I realized as I was working on the redesign that I’m about to have a blogging anniversary. I’ve had a personal web site since around 1998, and it was sort of a combination gallery/ music trading space. It began, like most people, in an ISP hosted 5 meg free space. I started writing “this Public Address” on February 10, 2001, when I moved to my first domain, visibledarkness.com. The initial entry was:
2/10/01 A week or so ago I finally decided to become master of my own domain. I was tired of trying to write out my previous address; my handwriting is awful and few people managed to find my place, except those who wanted to trade music (sorry folks, I’m too busy right now). I’ve been in a weird, frantic, busy sort of mind and you might say that I’ve been lost in the land of allusion. So designing the place has turned into a minefield of allusions. The sort of “what’s new” zone became “this Public Address.”
I’ve got mixed feelings about explaining everything; if you have to explain the joke, it isn’t very funny is it? But since I seem to get further out every day, I thought I would go ahead and explain this one. William Blake wrote a speech on scattered fragments in a notebook about the state of art in his time. It has no title, but since one of the pages refers to “this Public Address” it has been referred to that way by generations of Blake scholars. Since an Internet address is indeed a public address, and what occupies my mind most is the state of art, it seemed fitting. Of course, since this ramble will mostly consist of fragments rather than completed thoughts, the name works on every level.
For six months I coded every page by hand because I did not like the idea of blogger controlling my ability to publish. It was a pain, and not particularly attractive. I treated my web space like I treated the journals I used to keep when I was a teenager. I just sort of pasted random photos next to the writing.
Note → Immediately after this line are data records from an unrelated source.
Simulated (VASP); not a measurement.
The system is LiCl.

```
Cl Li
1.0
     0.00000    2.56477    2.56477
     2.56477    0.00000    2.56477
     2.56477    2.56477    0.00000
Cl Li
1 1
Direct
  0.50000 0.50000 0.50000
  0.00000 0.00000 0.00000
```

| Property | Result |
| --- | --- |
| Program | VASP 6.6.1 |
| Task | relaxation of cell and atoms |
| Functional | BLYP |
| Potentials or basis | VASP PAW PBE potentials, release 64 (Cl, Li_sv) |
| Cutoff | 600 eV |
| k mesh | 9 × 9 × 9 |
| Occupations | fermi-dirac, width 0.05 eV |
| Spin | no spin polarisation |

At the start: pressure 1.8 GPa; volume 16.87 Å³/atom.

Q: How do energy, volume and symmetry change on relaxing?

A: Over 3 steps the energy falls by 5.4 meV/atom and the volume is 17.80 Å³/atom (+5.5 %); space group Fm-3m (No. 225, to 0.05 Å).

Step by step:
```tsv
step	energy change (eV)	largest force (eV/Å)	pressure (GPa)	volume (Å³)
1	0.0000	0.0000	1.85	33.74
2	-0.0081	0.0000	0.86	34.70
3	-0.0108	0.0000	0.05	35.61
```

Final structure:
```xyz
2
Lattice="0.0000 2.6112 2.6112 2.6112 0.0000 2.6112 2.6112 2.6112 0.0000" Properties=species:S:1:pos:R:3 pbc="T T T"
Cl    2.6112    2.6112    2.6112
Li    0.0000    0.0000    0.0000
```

When I discovered Greymatter, things got better and this Public Address 1.0 was born. Inspired by Luke, it was very blue:
Like most people’s juvenilia it wasn’t particularly interesting or exciting. However, as a writing device it was good for me. Things sort of flowed together on the sea of blue, and I worked out a lot of the ideas I still draw from. Luke’s blog isn’t blue anymore; but I’m sort of attached to the original version of mine as an artifact. I can’t just pour the old content into a new container.
William Blake continues to inspire me, so I’ve kept the name but have long since progressed to other designs. I don’t trade music or cuss as much anymore though.
I also might be slightly less silly.